A life and a land shaped by cows
On mywalks around the farm, I sometimes come across the bedding place where our cows have spent the previous night. After their evening milking, they gather and drift about our 80 acres with the freedom of nomads in search of just the right mix of breeze and shelter, open space or woody bower, depending on the weather. Given their heads, they know how to make themselves comfortable.
I like to stop and study their bivouacs. Each of the wide patches of flattened grass, pressed leaves, or melted snow represents one of the animals I work with daily and have come to love. The individual beds are situated this way and that, and are variably spaced, representing a kind of bovine sociology. Even among cows, alliances and dislikes develop, and they sort themselves out accordingly even as they keep together as a herd.
Of course, it's wise to watch where you walk in such a spot; but I feel at home in the space where my cows have lain, in touch with their fresh, earthy dreams. The very ground seems to remember their peaceable presence.
Will it eventually forget? When, in the next year or two, we retire from milking, and the herd leaves this land, the place surely won't be the same. The cows are to move to a diversified organic farm that wants to diversify further, adding a dairy to its beef, grain, and vegetable operations. Along with the herd, we'll send the cooling tank, vacuum pump, surge buckets and belts, and birth and breeding records - turning over the basic tools of our trade to new hands.

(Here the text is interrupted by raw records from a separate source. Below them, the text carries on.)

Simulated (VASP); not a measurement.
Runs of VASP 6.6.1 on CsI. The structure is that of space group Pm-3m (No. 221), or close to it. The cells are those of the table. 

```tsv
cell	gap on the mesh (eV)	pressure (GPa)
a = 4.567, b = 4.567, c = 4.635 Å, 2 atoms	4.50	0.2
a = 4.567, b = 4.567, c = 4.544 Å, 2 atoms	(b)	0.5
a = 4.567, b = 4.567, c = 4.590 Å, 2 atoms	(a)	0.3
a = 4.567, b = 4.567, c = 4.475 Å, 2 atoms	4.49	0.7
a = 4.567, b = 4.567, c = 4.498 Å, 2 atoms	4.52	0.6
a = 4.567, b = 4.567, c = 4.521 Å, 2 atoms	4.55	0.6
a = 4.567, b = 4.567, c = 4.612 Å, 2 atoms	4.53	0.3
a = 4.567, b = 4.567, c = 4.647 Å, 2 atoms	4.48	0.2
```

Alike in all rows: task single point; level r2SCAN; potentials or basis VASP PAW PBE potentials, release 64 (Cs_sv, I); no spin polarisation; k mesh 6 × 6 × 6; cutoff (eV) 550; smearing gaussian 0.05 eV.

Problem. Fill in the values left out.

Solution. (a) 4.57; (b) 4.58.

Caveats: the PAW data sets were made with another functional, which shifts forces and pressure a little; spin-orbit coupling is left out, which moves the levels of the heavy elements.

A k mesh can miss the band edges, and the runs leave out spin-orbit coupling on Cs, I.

But far more than all this will be leaving the farm - all the intangibles that can't be given away with the cows or kept behind without them. The daily rhythms, revelations, and steadying sense of purpose that comes from creatures who are more than the salable products they provide. The quiet enjoyment of their quirky personalities. The satisfaction of putting up enough hay to keep them over the coming winter, and of spreading it before them on cold, dark mornings as they let down their milk.
The farm itself will transform; its neatly mown summer pastures will grow ungrazed. The twisting paths and branching meanders now densely packed by cloven hooves will fade, along with the muddy prints by the stream banks and the fertile crescents around the feeding racks. On walks, I will not meet up with the herd, or find a new calf, or stumble upon the rumpled ground on which my cows have slept.
I have begun to keep this in mind as I milk these days. It is an especially valuable exercise, on subzero mornings, to remind myself of all that attends the chore that has pulled me from my warm bed into the frigid barn.
We'll keep a cow or two to provide household milk. After years of drinking it fresh from its source, the blander, pasteurized product just doesn't inspire. The laying hens will stay, too, and of course the Belgians and our big black Percheron draft horse. Cynthia, our retired nanny goat, makes it clear that she isn't going anywhere, come what may. We will not be bereft of animals.
What's more, the herd will be within striking distance, and Charlie and I have both signed on informally as relief milkers. If we feel the urge to visit, we can. No doubt the cows will have mastered their new topography, and adapted to other hands on their udders by then. But they'll remember me if they know what's good for them. And cows always seem to know that.
And our farm? A conservation easement protects it from future development. For a while, it will still bear the stamp of the herd. I like to think that something that so defines a place cannot fully fade - that when our children and grandchildren walk the land they will sense where the cows have lain - and without knowing why, will feel like stopping a while.